I want to use Session
window aggregation and then run Tumble
window aggregation on top of the produced result in Table API/Flink SQL
.
Is it possible to modify rowtime
attribute after first session
aggregation to have it equal a .rowtime
of the last observed event in a session?
I'm trying to do something like this:
table
.window(Session withGap 2.minutes on 'rowtime as 'w)
.groupBy('w, 'userId)
.select(
'userId,
('w.end.cast(Types.LONG) - 'w.start.cast(Types.LONG)) as 'sessionDuration,
('w.rowtime - 2.minutes) as 'rowtime
)
.window(Tumble over 5.minutes on 'rowtime as 'w)
.groupBy('w)
.select(
'w.start,
'w.end,
'sessionDuration.avg as 'avgSession,
'sessionDuration.count as 'numberOfSession
)
The key part is:
('w.rowtime - 2.minutes) as 'rowtime
So I want to re-assign to a record the .rowtime
of the latest event in the session, without the session gap (2.minutes
in this example).
This works fine in BatchTable, however it doesn't work in StreamTable:
Exception in thread "main" org.apache.flink.table.api.ValidationException: TumblingGroupWindow('w, 'rowtime, 300000.millis) is invalid: Tumbling window expects a time attribute for grouping in a stream environment.
Yeah, I know, it feels like I wan't to invent a time machine and change the order of time. But is it actually possible to somehow achieve described behaviour?

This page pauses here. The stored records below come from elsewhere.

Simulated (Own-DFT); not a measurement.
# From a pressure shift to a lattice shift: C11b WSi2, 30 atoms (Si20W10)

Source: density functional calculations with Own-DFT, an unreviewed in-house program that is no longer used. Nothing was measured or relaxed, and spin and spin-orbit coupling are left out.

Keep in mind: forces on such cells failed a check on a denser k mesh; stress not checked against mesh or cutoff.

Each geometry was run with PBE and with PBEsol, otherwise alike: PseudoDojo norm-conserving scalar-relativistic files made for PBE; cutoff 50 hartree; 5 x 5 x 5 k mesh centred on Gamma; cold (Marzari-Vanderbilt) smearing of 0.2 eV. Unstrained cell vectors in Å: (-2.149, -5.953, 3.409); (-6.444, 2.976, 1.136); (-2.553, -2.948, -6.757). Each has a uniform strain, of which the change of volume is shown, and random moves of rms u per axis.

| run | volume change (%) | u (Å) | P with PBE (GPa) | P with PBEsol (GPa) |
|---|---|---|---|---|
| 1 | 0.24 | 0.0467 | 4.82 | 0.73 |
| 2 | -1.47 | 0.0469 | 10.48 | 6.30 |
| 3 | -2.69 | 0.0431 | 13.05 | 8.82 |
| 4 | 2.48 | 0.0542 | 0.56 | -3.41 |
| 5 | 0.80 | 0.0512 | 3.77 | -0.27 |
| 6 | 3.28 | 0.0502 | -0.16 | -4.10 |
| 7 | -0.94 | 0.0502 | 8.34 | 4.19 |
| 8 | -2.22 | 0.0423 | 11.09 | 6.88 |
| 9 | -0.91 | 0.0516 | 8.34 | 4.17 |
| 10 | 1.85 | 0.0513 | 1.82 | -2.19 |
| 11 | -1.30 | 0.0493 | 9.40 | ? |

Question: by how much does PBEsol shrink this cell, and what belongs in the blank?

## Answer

No, unfortunately, you cannot do that with SQL or the Table API in the current version (1.6.0). As soon as you modify a time attribute (rowtime or proctime), it becomes a regular TIMESTAMP
attribute and loses its special time characteristics.
For rowtime attributes the reason is that we cannot guarantee that the timestamp is still aligned with the watermarks. In principle, we could delay the watermarks by the subtracted time interval, but this is not supported yet.